According to the U.S. Bankruptcy Court docket, SG Blocks filed a Plan of Reorganization and related Disclosure Statement.
Under the Disclosure Statement, holders of all allowed priority tax claims shall be paid on the effective date; holders of priority non-tax claims paid in full on the effective date; holders of D.I.P. lender secured claim paid in full on the effective date; holders of prepetition lender secured claim shall be paid shall receive 100% of a newly-issued convertible preferred stock; holders of general unsecured claims shall receive distribution of 100% of its allowed claim payable as follows: 50% of its allowed claim on the effective date, 25% at the conclusion of the next full fiscal quarter of the reorganized debtor after the effective date and the remaining 25% of its allowed claim at the conclusion of the second full fiscal quarter. Shares of stock held by each holder of interests in the Debtors shall be cancelled and replaced by such holder’s pro rata share of 100% of the new common stock in the reorganized debtors that is outstanding at the effective date.

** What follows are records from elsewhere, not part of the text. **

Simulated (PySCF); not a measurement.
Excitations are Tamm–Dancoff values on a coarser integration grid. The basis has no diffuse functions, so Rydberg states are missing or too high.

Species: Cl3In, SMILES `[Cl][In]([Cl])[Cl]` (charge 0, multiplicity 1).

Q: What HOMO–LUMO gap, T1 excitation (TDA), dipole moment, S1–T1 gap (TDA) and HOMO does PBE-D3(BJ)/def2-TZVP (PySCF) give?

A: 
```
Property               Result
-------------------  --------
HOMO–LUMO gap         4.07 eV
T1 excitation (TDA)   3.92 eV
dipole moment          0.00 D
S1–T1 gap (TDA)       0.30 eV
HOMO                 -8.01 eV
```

On the Plan’s effective date, the $5,405,010 of Pre-Petition Secured Debt will be exchanged and converted into 5,405,010 shares of new Series A Convertible Preferred Stock, par value of $1.00 per share, of SG Blocks. Each share of Series A Convertible Preferred Stock is convertible into one share of common stock of SG Blocks upon: (i) a change of control, or (ii) a majority vote of the Series A Convertible Preferred Stock to convert. The Series A Convertible Preferred Stock shall have a liquidation preference at $1 per share.